Prayer is meditating on the Word of God and asking for his grace and help; it implies a fair amount of introspection with the danger of focussing too much on myself.
Abandonment is psychologically (not theologically) experienced as my own effort, in which, of course, I am aware of failure.
Humility is trying to make myself smaller, it is intent on considering my own weakness and poverty.
Perfection means that nothing is lacking – no faults, no mistakes, no defects.
Charity is the greatest commandment, equal to the love of God, and the norm to be applied at the last judgment. It is my most important effort. Thank God it is deepening, but I still find much selfishness in myself and regret that I still cannot accept some people as they are.
Eucharist is a meal which presupposes a bond between those participating and also strengthens that bond. In sharing that meal I commit myself to genuine involvement with others.

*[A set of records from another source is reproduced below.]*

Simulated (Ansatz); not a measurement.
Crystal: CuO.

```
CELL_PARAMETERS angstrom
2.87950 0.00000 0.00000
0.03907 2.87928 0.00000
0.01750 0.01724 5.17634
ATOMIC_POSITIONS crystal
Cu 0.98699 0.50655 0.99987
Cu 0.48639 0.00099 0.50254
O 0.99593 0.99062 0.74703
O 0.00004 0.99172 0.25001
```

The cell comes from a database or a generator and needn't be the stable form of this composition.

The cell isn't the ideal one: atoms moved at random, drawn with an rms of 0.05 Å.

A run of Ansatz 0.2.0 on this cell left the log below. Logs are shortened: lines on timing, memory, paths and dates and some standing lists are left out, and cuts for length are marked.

It is my love for God that makes me holy. The emphasis is on me – serving God.
The Faith Approach
The ultimate value is God’s love for me as I am, and for my neighbour.
Because God is good, he makes me pleasing to him and that makes me try to be good. I am loved into goodness.
God is the deepest Ground of my being. Only what I give him is truly mine. The threat is not God, but I in so far as I do not let God be God.
Sin is not to let myself be loved by God; to screen myself off from his love, mostly by over-involvement in other things or persons; an attempt to procure my own happiness instead of receiving it from God.
Examination of conscience is primarily giving thanks to God for specific signs of his faithfulness and concern, and against that background, regret for my lack of response.
Confessions is focussed on the pure joy which the Father experiences in my coming home after I strayed and in forgiving me; it is sharing in his joy and thus growing in intimacy with him.
The cross is not willed by God but is caused precisely by my resistance to God.
Prayer means to let myself be loved by God, like sunbathing in his love, to contemplate God’s glory in Jesus and in doing so to be transformed deeply (see 2 Cor 3:18).
Abandonment is worked by God who effects it in me; I have to let myself be drawn by him.
Humility is being fascinated by God’s beauty, goodness, and greatness, and a longing to be with Jesus in his hardships and in his glory.
Perfection is to live with God – He in me and I in him.
Charity is the love of God which fills my heart to the brim, to the overflowing, and from there flows out to my neighbour. It is his love which streams through me to others. It can be verified as his love by the fact that it includes the least of my brothers and sisters.
Eucharist: all the many aspects meet in this core: “Do this in memory of Me.” It is He. With his Body and his Blood he also gives me his Spirit.
In general: It is God’s love for me that makes me holy. The emphasis is on God whom I serve.